Wednesday, April 26, 2017

Jaywalking on Campus

By Adam Wainer, Kalle Haines, and Mike Marcuzzo

As most people have learned, the road is a dangerous place. How dangerous? The National Safety Council estimates that more than 38,000 deaths and 4.4 million injuries occurred on US roads in 2015 alone! Why are the roads dangerous? Car accidents happen in many forms. From driving under the influence to texting while driving, these are only some examples of the dangers presented by this form of public transportation. However, it isn’t just the people driving the cars that make the road a dangerous place. With a large focus already placed on trying to reduce the amount of texting and driving our group decided to take action in regards to another dangerous habit people are beginning to engage in while dealing with road safety; dangerous street crossing. It may seem like something laughable but according to, a car traveling at 30 miles per hour has a 50% chance of killing someone, and many students here on the UNL campus need to be a little more cautious when crossing the street.
As we began planning how we wanted to advise the student population of this threat we needed to identify what specifically we considered dangerous street-crossing habits. We the possible constraint of not knowing if people would truly listen to the advice, we had to figure out a way to achieve our goal of decreasing the amount of car accidents on campus and to better protect students from serious injuries.
The initial steps we took towards reducing the dangers we needed to both define what we considered to be dangerous habits while crossing the streets, such as texting and jay-walking. We then identified that we would need to collect data to show the exigence of our campaign and create some means of communicating the change that we want to see to the large audience that we have. We decided that we would make a slide filled with information and utilize the TV’s around campus that have various information playing throughout the day. In hopes of instilling change on this campus, we looked to make a powerful enough slide that it could be cycled through on the TVs beyond this semester because as more people attend the University, the fuller the streets will be.  After talking it over and defining everything that we wanted to accomplish it was necessary to put it into action. 
               Before we went to the public and spoke about the problem, it was required to make sure that it was indeed a local problem on campus and that it was a big enough problem to be addressed. To confirm our beliefs each group member took to a targeted intersection and recorded the number of jaywalkers and how many of those jaywalkers were distracted, more specifically digital media when crossing the street. The intersections were chosen due to their high crossing traffic during times between classes. The intersections were 16th and Vine, 13th and R, and 17th Street by the Knoll Suites. Each of these intersections were observed for a half an hour starting at 12:15 and ending at 12:45 so the people leaving class at 12:20 and going to class at 12:30 will be seen crossing the street. After this observation we all found that it was indeed a problem on campus and that it needed to be addressed to increase the safety of fellow students and faculty.

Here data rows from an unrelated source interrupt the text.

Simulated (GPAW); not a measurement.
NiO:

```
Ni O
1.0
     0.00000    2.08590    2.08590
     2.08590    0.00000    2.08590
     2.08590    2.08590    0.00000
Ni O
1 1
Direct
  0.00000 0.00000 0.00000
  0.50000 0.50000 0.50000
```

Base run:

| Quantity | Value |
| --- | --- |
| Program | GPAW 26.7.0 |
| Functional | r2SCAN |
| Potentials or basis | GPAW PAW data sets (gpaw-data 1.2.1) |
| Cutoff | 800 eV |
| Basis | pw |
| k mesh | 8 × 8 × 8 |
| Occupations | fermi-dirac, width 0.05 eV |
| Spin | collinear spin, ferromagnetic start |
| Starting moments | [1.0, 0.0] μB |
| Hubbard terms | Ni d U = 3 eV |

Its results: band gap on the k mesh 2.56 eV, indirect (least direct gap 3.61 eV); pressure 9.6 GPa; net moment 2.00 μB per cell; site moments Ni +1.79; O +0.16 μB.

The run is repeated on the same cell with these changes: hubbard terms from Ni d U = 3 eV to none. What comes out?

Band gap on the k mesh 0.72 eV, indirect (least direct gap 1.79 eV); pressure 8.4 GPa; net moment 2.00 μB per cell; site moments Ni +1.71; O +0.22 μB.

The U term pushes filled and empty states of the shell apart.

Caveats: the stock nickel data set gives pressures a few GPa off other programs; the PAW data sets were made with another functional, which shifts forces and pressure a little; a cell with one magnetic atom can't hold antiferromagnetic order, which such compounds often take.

 Moving forward a type of media was needed to carry our message, our goal was to reach the most amount of students that would stick for a little while. This is why the digital sign was chosen to talk about jaywalking, the slide is displayed throughout all of the dorms, the East Campus Union and Grill, and all of the dining halls. The slide has been up on the digital signs for some time so then we went back to each one of our intersections to see if it made a significant difference. The results from this were not as good as we were anticipating, but nonetheless there was a slight impact. There were less jaywalkers, but it is difficult to tell if it was because of our intervention or not.
Overall we worked well as a team.  We communicated often with each other and met several times in order to finish our project by the deadline.   We set out to help fix the problem of distracted jaywalkers by creating a sign to be shown on TVs all around city and East campus.  It will take time to see if our message was received well, but we accomplished our goal of creating something good enough to be shown on the campus TVs.
There are things we did well and there are also some instances where we could improve.  One thing we did well was find time to communicate with each other.  We set up a Facebook instant-message group to set up meeting times throw around ideas and topics to discuss in meeting.  We also set up a Google Doc to collaborate on the project proposal and this final project portfolio.
Something I would’ve done differently would be to follow the project proposal timeline more closely.  It took us longer than expected to figure out our approach and to start conducting research.  We also ran into a creative block trying to come up with a good idea for our infographic, which set us back a week.  If we would’ve more closely followed our schedule, we would’ve finished our project about two weeks before we did.  
Another thing we could have done differently was schedule more meetings.  We met soon after the project was assigned but then we did not meet for about two weeks after that.  While we still stayed in contact over Facebook Messenger, it would have been nice to meet face-to-face to discuss potential ideas and to get a head start on our graphic.  This did not, however, keep us from working together and completing our project before the deadline.  We managed to meet once a week after those initial two weeks and this allowed us to come up with a graphic and submit it.  This was important because it takes a few days for a submission to be approved or denied.  If a group member was not able to attend a meeting, we would fill him in via Facebook Messenger and our Google Doc.  
If we had to do this project again I would want to change how we managed our time.  We did what we set out to do but we did not follow a strict schedule, causing us to stress when the deadline started looming.  Setting an initial schedule and following it would have taken away some stress that we had and would have made it so our work was split up evenly over two months instead of crammed into the last month.